This is the season for stress—when Christmas is celebrated, or Hanukkah, and New Years and all the shopping holidays and preparations, parties, eating and drinking.
But is it also the season for divorce?
A study released last August revealed that divorce filings generally peak twice in year—in August, and March—and suggested that the trend was linked to the end of summer and end of winter.
Here is the ominous Batman-shaped trend:
But the study authors confirm what is common knowledge amongst family lawyers: the winter holiday season itself is often the death blow to a relationship:
[H]olidays are culturally sacred times for families, [Associate sociology professor Julie] Brines said, when filing for divorce is considered inappropriate, even taboo.
“People tend to face the holidays with rising expectations, despite what disappointments they might have had in years past,” Brines said. “They represent periods in the year when there’s the anticipation or the opportunity for a new beginning, a new start, something different, a transition into a new period of life. …”

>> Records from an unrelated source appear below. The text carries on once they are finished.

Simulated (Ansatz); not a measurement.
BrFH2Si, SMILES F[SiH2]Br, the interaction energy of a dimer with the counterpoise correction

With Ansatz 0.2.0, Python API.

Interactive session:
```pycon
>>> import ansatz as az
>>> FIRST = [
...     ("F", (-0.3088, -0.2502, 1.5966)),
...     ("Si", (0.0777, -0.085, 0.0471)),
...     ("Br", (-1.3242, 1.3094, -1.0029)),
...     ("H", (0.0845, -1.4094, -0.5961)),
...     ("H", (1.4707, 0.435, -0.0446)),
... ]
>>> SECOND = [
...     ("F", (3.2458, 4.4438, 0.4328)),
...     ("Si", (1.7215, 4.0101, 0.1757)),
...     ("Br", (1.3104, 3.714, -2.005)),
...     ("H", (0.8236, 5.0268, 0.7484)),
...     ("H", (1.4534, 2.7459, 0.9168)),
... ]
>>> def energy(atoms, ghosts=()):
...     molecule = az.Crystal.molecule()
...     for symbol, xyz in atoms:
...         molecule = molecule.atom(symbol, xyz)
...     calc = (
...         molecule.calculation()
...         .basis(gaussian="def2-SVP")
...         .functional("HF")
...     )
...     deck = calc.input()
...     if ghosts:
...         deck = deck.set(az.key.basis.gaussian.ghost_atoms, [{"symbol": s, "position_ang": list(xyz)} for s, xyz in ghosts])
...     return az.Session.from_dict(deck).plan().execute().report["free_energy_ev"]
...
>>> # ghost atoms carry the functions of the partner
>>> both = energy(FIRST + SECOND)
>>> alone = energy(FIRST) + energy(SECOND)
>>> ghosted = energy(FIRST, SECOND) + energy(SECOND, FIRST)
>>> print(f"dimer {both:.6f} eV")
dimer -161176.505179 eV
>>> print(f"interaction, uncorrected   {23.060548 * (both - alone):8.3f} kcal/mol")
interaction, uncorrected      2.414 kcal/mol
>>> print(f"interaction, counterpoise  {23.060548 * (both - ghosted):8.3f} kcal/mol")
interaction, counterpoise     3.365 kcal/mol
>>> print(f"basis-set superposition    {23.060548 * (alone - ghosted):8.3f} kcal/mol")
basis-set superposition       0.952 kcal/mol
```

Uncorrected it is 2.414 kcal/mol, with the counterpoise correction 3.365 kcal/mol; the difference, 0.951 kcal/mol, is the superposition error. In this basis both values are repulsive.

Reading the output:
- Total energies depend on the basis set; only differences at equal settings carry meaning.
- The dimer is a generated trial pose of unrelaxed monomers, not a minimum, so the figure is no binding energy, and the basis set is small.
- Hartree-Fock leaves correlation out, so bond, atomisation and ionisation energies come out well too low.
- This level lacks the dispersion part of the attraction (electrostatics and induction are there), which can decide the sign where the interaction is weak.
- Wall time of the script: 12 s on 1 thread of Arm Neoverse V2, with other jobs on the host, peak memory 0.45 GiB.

But holidays are also emotionally charged and stressful for many couples and can expose fissures in a marriage. The consistent pattern in filings, the researchers believe, reflects the disillusionment unhappy spouses feel when the holidays don’t live up to expectations.
The time between the holiday season and the first uptick in March may reflect a period of decision-making, grieving, finding and consulting a lawyer, and determining your best path forward before engaging the court procedure.
But the process starts much sooner. As Global News reported last year, the first Monday back to work after the holidays has been dubbed “Divorce Day” in Great Britain by family lawyers who had observed a marked increase in calls on that day.
The Washington study authors also noted that the first peak on their graph coincides with the springtime peak for suicides. Is there a connection? Maybe not.
However, if increased time or intense togetherness with your family is giving you a special case of holiday blues, be safe and consider this: in the western world divorce has replaced death as the most common endpoint of marriage. As one blogger put it:
Four or five hundred years ago in England the words “until death do us part” became a piece of the standard marriage vow. We still say it and mean it when we marry. But today when two young people who can reasonably expect to live another fifty to seventy years get married, the old vow takes on a meaning that was unheard of when the vow was introduced.
Still, there can be a lot of shame around ending a marriage. Another blogger challenges the common assumption:
If every divorce is a “failed” marriage then by that same reasoning, a loveless, sexless, contemptuous and alcoholic marriage that lasts until one spouse kicks over would be a “successful” marriage….
This year, “Divorce Day” falls on Monday, January 2, 2017.